In the humble beginnings of TFS, the school’s upgrade from a single basement classroom in 1962 to the building we now recognize as the p’tite école was rooted in what still sets it apart today: a bilingual education. Throughout our schooling, we, as students, become friends with both native French and English-speaking students. We mix up English and French words fluidly to create what we call “franglais”. However, is this seamless integration widespread in Canada?
Many Canadians are aware of the major events in the history of the French and English Canadian conflict. We learn in history class that Canada’s 200 year-long existence as a French colony was disrupted in 1763 by Great Britain’s victory in the Seven Years’ War. We analyze propaganda posters from World War I encouraging French-Canadians to enlist before the 1917 conscription required them to do so, a law met by fierce opposition in Quebec. Learning about the Québec sovereignty movement in the 1960’s, we analyze Michèle Lalonde’s poem “Speak White” criticizing a popular racist slur from the time, used by English Canadians toward French Canadians.
So what about the status of the division today?
While much of the hostility on both French and English sides from the past have subsided, tensions remain, summarized by Dan Bilefsky in a New York Times article on Montreal as a lingering “Berlin Wall of the mind.” As French Canadians’ push for self-determination fades, linguistic politics and French-language rights have emerged as points of contention.
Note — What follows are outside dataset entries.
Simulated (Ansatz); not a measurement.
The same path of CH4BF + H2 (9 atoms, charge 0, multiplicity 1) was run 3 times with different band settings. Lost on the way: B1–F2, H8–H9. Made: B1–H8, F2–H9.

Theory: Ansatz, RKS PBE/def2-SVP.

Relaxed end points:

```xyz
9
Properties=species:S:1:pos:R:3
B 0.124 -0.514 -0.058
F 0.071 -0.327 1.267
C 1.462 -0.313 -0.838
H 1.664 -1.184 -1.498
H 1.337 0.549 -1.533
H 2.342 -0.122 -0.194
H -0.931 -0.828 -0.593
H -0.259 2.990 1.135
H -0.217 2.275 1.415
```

“It is taboo to talk about the two solitudes, because we are supposed to pretend that we all get along when we are, in many ways, still separate,” explained Heather O’Neill, an anglophone author in Montréal. Legislation now requires Quebec shopkeepers to greet customers with “Bonjour” instead of “Bonjour-hi”. Many Montreal stop signs are vandalized by partially covering the English “STOP” to leave the numbers “101” below “ARRÊT”, a reference to Bill 101, establishing French in 1977 as the official language of the provincial government.
In October, the Coalition Avenir Québec Party won the federal government majority, marking a departure from separatism with the Parti Québecois losing official party status, as CAQ leader Legault promotes a “stronger Quebec within Canada.” However, the government’s focus, to reinforce the province’s francophone identity, has resulted a a fixation on changing immigration and minority policy. Most controversially, immediately after election, Premier François Legault proposed a ban on religious symbols in the workplace.
Meanwhile, in Ontario, Doug Ford’s “betrayal [taking] the form of the cancellation of the long-awaited project for a French-language university in Toronto” sparked outrage amongst franco-ontarians, according to an article from The Huffington Post. While we can argue that the school would be a waste of money, as Doug Ford has, given there may be alternative options within the current education system for French Canadians, representing only 5% of Ontarians, the government’s decision represents more broadly a neglect to consider the asks of Canada’s largest minority. Also, the merits of a primarily French-language institution can be applied to a reason why TFS has grown as a primarily French-language institution: beyond TFS’ quality of education, for endogamous or exogamous francophone couples in the GTA, it allows for French to be a part of the lives of their children.
As put by Theory of Knowledge teacher Mr. Mott, “For the French Ontarians, it’s not about money, it’s not about the curriculum, it’s about belief.” TFS may not have been economically advantageous in its early days, but maybe the school’s repeated advertisement of an “international perspective” makes a good point. Canada is not only composed of anglophones, nor is Quebec purely a francophone province, a reality that renders conflict inevitable, but compromise necessary.